Luke Kreczko
@kreczko
Comparing the two solutions:
yours: 28366.0 microseconds
stackoverflow: 10999.0 microseconds
@JelleAalbers Where does the 10000 come from?
it's interesting how many solutions exist for the same operation
Jelle Aalbers
@JelleAalbers
It's just a placeholder, you can put in whatever the maximum value you expect to be is. If your numbers are e.g. arbitrary-sized floats I guess this solution doesn't work. Though you can probably replace 'squash' with some other function (if you want to go really overboard you can use some cryptographic hash function, though then forget about speed :-)
Jonas Eschle
@mayou36

Comparing the two solutions:
yours: 28366.0 microseconds
stackoverflow: 10999.0 microseconds

So essentially same speed for this exact problem. At this point, it matters, if: you call it once or a million times? How big is your array really? That's when things like presorting can make the difference. My advice: use which ever method you understand/like better (not from the speed, from the concept) and try only to improve on it if it proves to be a bottleneck.

Luke Kreczko
@kreczko
speed is important :). Your solution sped up the function by almost a factor 300 :)
benkrikler
@benkrikler
Exciting news everyone:

Registration is now open for PyHEP 2019, in Abingdon, UK, from the 16th to 18th of October! The registration fee for the 2.5 days has been set at £80; it includes the venue, lunches, dinners, and refreshments. We also have about 46 rooms at Cosener’s House, available on a first-come-first-served basis. The actual payment system will not be online for a few more days, however, so you’ll only be able to complete registration then including the room booking.

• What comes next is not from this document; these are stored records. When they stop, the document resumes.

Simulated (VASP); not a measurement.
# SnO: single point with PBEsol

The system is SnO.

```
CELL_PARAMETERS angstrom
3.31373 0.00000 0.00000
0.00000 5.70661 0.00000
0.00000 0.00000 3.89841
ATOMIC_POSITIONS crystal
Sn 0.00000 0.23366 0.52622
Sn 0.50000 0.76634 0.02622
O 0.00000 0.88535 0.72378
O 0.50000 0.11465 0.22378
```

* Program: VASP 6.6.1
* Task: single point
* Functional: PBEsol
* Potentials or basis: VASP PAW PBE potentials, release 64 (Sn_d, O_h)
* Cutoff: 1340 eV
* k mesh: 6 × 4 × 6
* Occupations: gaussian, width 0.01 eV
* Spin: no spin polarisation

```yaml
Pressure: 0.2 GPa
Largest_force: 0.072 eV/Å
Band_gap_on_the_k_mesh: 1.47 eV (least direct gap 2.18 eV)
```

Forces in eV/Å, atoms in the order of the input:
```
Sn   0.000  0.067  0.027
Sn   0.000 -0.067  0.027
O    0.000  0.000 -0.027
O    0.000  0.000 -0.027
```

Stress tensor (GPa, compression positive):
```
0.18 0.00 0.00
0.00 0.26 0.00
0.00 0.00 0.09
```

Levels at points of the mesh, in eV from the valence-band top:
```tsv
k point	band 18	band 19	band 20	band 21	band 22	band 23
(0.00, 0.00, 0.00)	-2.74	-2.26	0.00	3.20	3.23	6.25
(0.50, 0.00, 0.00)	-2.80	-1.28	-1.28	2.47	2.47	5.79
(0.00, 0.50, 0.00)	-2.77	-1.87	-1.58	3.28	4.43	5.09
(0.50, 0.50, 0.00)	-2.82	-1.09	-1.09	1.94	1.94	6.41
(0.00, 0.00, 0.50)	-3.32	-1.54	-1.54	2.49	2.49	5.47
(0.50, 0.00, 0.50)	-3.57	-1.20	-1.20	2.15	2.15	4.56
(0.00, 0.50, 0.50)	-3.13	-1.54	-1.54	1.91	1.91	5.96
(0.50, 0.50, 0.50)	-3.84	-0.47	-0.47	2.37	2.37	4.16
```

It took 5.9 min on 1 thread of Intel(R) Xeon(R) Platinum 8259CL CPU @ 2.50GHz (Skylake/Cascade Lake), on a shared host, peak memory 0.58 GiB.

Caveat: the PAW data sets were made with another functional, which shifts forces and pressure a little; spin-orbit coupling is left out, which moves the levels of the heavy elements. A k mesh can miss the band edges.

The agenda is also shaping up with talks confirmed on topics ranging from histogramming, statistical methods, distributed workflows, visualisation, and even GPU-programming. Several speakers from industry are confirmed, including our keynote speaker on the PyViz library.

Since the PyHEP series is all about growing a “Python in High Energy Physics” community, this year we’re also including a session of lighting talks where 30 people can present any topic of their choosing for 3 minutes with a single slide as a way for everyone, especially newcomers and early careers researchers, to introduce themselves.

Community members can also propose presentations on any topic (email: pyhep2019-organisation@cern.ch). We are particularly interested in new(-ish) packages of broad relevance.

More details can be found on the indico page (https://indico.cern.ch/e/PyHEP2019) or from the PyHEP WG homepage http://hepsoftwarefoundation.org/activities/pyhep.html. You can also join the HSF forum (https://groups.google.com/forum/#!forum/hsf-forum) to get more information about the workshop and community

Help us spread the word! :slight_smile:
Hans Dembinski
@HDembinski
pyhepmc-ng 0.4.2 was released today
Hans Dembinski
@HDembinski
@benkrikler I tried to complete my registration today, but during checkout I was not offered any payment options. There is a combobox which is supposed to show the options, but it is empty in my case. Is this a problem on my end or ...?
Chris Burr
@chrisburr
we are still finalising the payment system and will let know when this is available at the email address you use to register
Hans Dembinski
@HDembinski
Yes, but that was 12 days ago :) And Ben said: "however, so you’ll only be able to complete registration then including the room booking."
Not true in my case...
I can't book any rooms.
benkrikler
@benkrikler
Thanks Hans and Chris. Chris is correct. The payment system is still not set up (the company we've had to use have been extremely difficult to work with, I've been trying to reach them by the phone every working day for the last week). We'll let you know straight away, I expect to have it in the next day or two.
Hans Dembinski
@HDembinski
I am sorry to hear that Ben :(
It is no problem for me, I was just surprised, thanks for clearing this up!
Eduardo Rodrigues
@eduardo-rodrigues
Kind reminder on the PyHEP workshop: the available slots are being filled up at a nice pace, so don't delay registration too much, if you intend to come and participate - we hope you do! See https://indico.cern.ch/e/PyHEP2019
Chris Tunnell
@tunnell
@/all Interested in a Pythonic Postdoc? The XENON Dark Matter experiment software stack is in Python and there's a job to work in that direction (with ML component): https://jobs.rice.edu/postings/20856
If you know somebody who might be interested, feel free to share.
revkarol
@revkarol

Hi @all We are looking for PhD students in in physics, computer science, and data science to attend a three-day OpenHack in September to analyze real physics data from the LHCb experiment at CERN using Microsoft AI technologies.

An OpenHack is challenge rather than instruction-based. Students will work directly with physicists from CERN and Cloud Advocates from Microsoft. They will progress through these challenges to analyze data from LHCb and search for the “unexpected” in particle collisions:

Data exploration and visualization
Classification and anomaly detection
Source control and automation
AML experimentation
AML for hyperparameter tuning
Real-world application of data

The OpenHack will be held Sept. 11-13 in northern Italy at Fondazione Bruno Kessler, a scientific research institute affiliated with CERN. Students need pay only for their travel and lodging – there is no registration fee for the OpenHack itself. We will help find lodging.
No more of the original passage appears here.